Although it once looked like local Chinese handset players would be able to defend their home turf and control the world’s largest wireless handset market, now it appears that size and scale may win out in the end.

New research shows Chinese handset makers like Ningbo Bird Co. Ltd., TCL Communications Technology Holdings Ltd., Amoi, DBTel Inc., Konka, Eastcom, Haier and others are losing market share to industry leaders like Motorola Inc. and Nokia Corp.

“The incumbents (like Nokia and Motorola) have finally gained some mastery over the distribution channel in China,” said John Jackson, a mobile-phone analyst with research and consulting firm Yankee Group. “The large traditional incumbent brands have been able to gain market share.”

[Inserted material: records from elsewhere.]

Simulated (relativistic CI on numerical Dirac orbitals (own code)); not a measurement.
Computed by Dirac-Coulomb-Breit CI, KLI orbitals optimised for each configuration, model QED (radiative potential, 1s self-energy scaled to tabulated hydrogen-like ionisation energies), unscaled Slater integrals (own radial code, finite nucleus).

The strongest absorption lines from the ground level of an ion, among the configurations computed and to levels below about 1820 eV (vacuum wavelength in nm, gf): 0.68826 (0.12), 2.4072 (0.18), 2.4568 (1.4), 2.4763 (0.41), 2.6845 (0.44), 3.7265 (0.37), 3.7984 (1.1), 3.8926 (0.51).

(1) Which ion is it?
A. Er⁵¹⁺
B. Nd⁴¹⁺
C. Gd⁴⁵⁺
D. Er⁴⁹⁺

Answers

Numbers on the Chinese market are somewhat difficult to come by. The market is much harder to quantify than other countries due to its unconventional retail landscape and vague corporate structures. Mobile phones are sold under a variety of brands and from a variety of manufacturers in China, and sometimes it’s not clear which phone is contributing to which company’s bottom line. Indeed, there are almost 50 different mobile-phone brands available on Chinese store shelves, comprising more than 1,200 different phone models. Nonetheless, research generally shows that overall handset sales in the country are increasing, and that foreign brands are claiming a greater chunk of China’s market.

According to GfK Asia, which is based in Singapore and part of the international GfK Group research firm, the Asian mobile-phone market grew 19 percent in 2004, largely on handset sales in China. Indeed, the country accounted for 61 percent of the Asian handset market, above locales including Korea, Taiwan, Hong Kong, Thailand, Malaysia, Vietnam, Singapore, Indonesia and India.

GfK Asia found that foreign brands like Motorola and Nokia increased their share in the Chinese market to 58 percent by the end of last year, up from 54 percent a year ago. In the country’s 121 largest cities, foreign brands increased their share from 60 percent a year ago to 62 percent. According to rival market research firm iSuppli Corp., Chinese handset brands claimed 50 percent of the market at the beginning of last year but that number declined to around 40 percent by the end of last year.

“This growth in foreign brands at the expense of local brands is attributed to distribution expansion outside of the leading 121 cities and the successful retailing of high-end products among the more affluent populations of the leading cities,” wrote GfK Asia. “There is also evidence that international products retain a technology advantage over local products.”

The situation was much different at the beginning of 2004. It was then that local Chinese handset suppliers were flooding the country’s market with inexpensive handsets to meet a rapidly growing demand pushed by an expanding economy. Analysts at the time lauded local suppliers’ ability to churn out low-cost products through a complex and convoluted network of local distribution points. The situation was such that dozens of Chinese electronics companies jumped into the country’s handset business.

“The number of entities and the number of manufacturers there continues to grow,” Yankee Group’s Jackson said. China “does not adhere to the rules of a traditional market economy.”

Jackson said the Chinese market suffers from a chronic oversupply and that all signs point to an imminent cycle of massive consolidation among dozens of handset players. However, such consolidation has yet to happen, and the market continues to groan under its own weight.

“The market should not be able to support the number of players that it is,” Jackson said.

The situation appears to be taking its toll. According to reports, local Chinese handset leader Bird said it will miss its 2004 sales targets by 30 percent. The announcement coincided with news that TCL’s November handset shipments will be 58 percent below that of a year earlier.

Jackson said foreign brands are scoring gains in China thanks to their persistence. Nokia, Motorola and other major handset suppliers have managed to grasp the country’s intricate distribution system, thus putting their products on equal footing with those from local brands. Further, large Chinese cities are easing into a handset replacement phase as well-to-do Chinese consumers tire of their first handset. Jackson said international brands like Motorola and Nokia are more appealing to replacement shoppers.

The resurgence of foreign handset brands in China coincides with notable changes in the market’s landscape. Infrastructure companies ZTE Corp., Huawei and others are beginning to expand out from China’s boundaries with sales of CDMA and W-CDMA gear. Further, the country appears to be gearing up to deploy the home-grown TD-SCDMA standard for third-generation services, which could potentially give local Chinese handset players a leg up on foreign phone suppliers.

“The underlying growth in Asia of mobile phones continues to demonstrate the value of the product as a must-have, and a fashion and lifestyle statement,” said Andy Drake, GfK Asia’s managing director. “The outlook is particularly positive when overlaying countries where product ownership is still in its relative infancy.”